Monday, May 14, 2007

A Day in the Life...

as shared by Tawny Weber

Wake at 11, rested and fresh.
A leasurely breakfast in bed, the paper and a rose.
A quick jaunty walk through the park to clear my head.
An afternoon at the computer, words flowing like fine wine. Sweet, intoxicating and quickly melding into a fabulously addicting story.
Dinner out with my precious and well-behaved children and my ever-so-attentive husband.
An evening of entertainment as we relax together in our spotlessly clean house, well-trained pups at our feet, everyone happy and content.

Ha ....

I write fiction.

It always amuses me when people get comment on how easy it must be that I am home all day to write. The reality is, I don't write during the day - Because we homeschool, the morning and afternoon hours are when I teach my youngest daughter. They are also when I deal with email, promotional issues, endless phonecalls, and putting out fires. Lots of fires. I can't write during the day.

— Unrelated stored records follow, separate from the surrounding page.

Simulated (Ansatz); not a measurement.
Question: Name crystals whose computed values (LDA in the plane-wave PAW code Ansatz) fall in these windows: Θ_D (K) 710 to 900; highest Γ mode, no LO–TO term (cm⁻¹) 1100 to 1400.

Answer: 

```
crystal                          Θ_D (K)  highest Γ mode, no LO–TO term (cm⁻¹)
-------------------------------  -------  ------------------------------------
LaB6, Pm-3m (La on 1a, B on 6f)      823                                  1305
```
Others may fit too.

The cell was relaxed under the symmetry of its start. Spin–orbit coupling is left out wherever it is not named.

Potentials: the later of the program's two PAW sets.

My house is a continuous work-in-progress, the laundry is never done, and my kids... well, really they really do rock. But the rest of that imagined day is wishful thinking.

I am lucky, though. I love writing and love being able to make it an intinsic part of my day to day life. And that it is - My family knows when the headphones go on in the evening, I'm checking out. Becaues this has been the standard MO for almost 5 years now, most of my youngest daughters life, they simply accept it as a given that mom writes.

I think there's a really important lesson in that. At least for me. Writing isn't a luxury or an option. It is what I do -- for years before I sold, it was what I did. Because I spent years pre-published building the habit of regular writing, training myself and my family to value the time and space of my craft, its now a given. Nobody questions it, whines or bemoans the time it takes me to write book. Just like we realize when my oldest daughter is gearing up for finals and give her some extra space, pick up the slack on her chores, etc, they give me that same support when its time for revisions or if a deadline is looming.

It's all in the training.

Even if you don't have a family to train, (or worse, if they aren't trainable) training yourself is vital. Dont'chya think?

What do you do to train yourself to write? Do you create a writing habit? A ritual around your workday that turns on the "writing brain"? If you don't, if you simply wing it, how does that work for you? I'm always looking for new tips to hone and streamline the proces LOL. Got any??

18 comments:

Christine Wells said...

Great post, Tawny. I really wish I could say the same, but my two boys are far too young to understand 'Mommy time' and my husband works long hours. Writing tends to fit in around everything else. My secret weapon is my mother, who is prepared to do whatever it takes to give me time to write that next book.

You're so right, it's important to train the family while you're still unpublished. In my experience, publication doesn't mean much to those who aren't writers, especially when they want clean socks!

Joan said...

I have nothing to train besides dust bunnies and...myself.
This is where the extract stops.